FIG. 7 shows the first embodiment of the integral transmitter-receiver optical communication apparatus according to the second aspect of the present invention. In FIG. 7 members or elements similar to those shown in FIG. 24 are designated by the same reference designators. The telescopic optical system 10 is an afocal optical system (first afocal optical system) including a first lens group 10 A having a positive power and a second lens group 10 B having a negative power, in this order from the object side. The first afocal optical system is an optical system of zero convergent power, the focal points thereof being infinitely distant, so that the light beam which emerges from the second afocal optical system 40 is a substantially parallel beam if the light beam which enters the second afocal optical system 40 is a substantially parallel beam. The beam diameter of the light beam incident on the first afocal optical system is decreased therethrough in the direction from the object side to the deflection mirror 20 which functions as a light beam deflecting device.

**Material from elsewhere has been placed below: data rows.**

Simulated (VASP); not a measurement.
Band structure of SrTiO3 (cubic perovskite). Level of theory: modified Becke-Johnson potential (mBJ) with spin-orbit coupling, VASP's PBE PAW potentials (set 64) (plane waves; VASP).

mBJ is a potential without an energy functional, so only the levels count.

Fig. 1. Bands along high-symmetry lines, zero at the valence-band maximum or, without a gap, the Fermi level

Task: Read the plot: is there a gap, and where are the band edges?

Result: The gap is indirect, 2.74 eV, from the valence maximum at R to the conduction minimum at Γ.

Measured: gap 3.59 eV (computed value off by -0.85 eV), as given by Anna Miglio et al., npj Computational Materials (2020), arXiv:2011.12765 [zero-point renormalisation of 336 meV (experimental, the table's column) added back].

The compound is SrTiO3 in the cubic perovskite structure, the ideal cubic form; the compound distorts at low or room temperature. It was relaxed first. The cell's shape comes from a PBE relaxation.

A second afocal optical system 40 is provided between the deflection mirror 20 and the transmitter-receiver unit 30 . The second afocal optical system 40 is provided with a first lens group 40 A having a positive power and a second lens group 40 B having a negative power, in that order from the deflection mirror 20 toward the transmitter-receiver unit 30 . Similar to the telescopic optical system 10 , the second afocal optical system 40 is an optical system of zero convergent power, the focal points thereof being infinitely distant, so that the light beam which emerges from the second afocal optical system is a substantially parallel beam if the light beam which enters the second afocal optical system is a substantially parallel beam. The beam diameter of the light beam incident on the second afocal optical system is decreased therethrough in the direction from the deflection mirror 20 to the transmitter-receiver unit 30 . The second lens group 40 B, having a negative power, is guided along an optical axis thereof (i.e., along the direction of an arrow A shown in FIG. 7 ) so that the axial position of the second lens group 40 B can be adjusted. Moving the second lens group 40 B along the optical axis thereof causes the beam diameter (angle of divergence) of the laser beam which emerges from the second afocal optical system 40 to change, thus causing the beam diameter (angle of divergence) of the laser beam which emerges from the telescopic optical system 10 to change. Although such a change in the beam diameter slightly deteriorates the afocal characteristics of the first and second afocal optical systems, the emergent laser beam which emerges from the telescopic optical system 10 can be regarded as a substantially parallel beam. The device for moving the second lens group 40 B can be a conventional moving device. The magnification of the second afocal optical system 40 is smaller than that of the first afocal optical system (the telescopic optical system 10 ) so that the beam diameter (angle of divergence) of the laser beam which emerges from the telescopic optical system 10 can be finely adjusted by adjusting the beam diameter of the laser beam which emerges from the second afocal optical system 40 . In addition, the mechanical structure of the device for moving the second lens group 40 B can be simplified due to the low weight of the second lens group 40 B.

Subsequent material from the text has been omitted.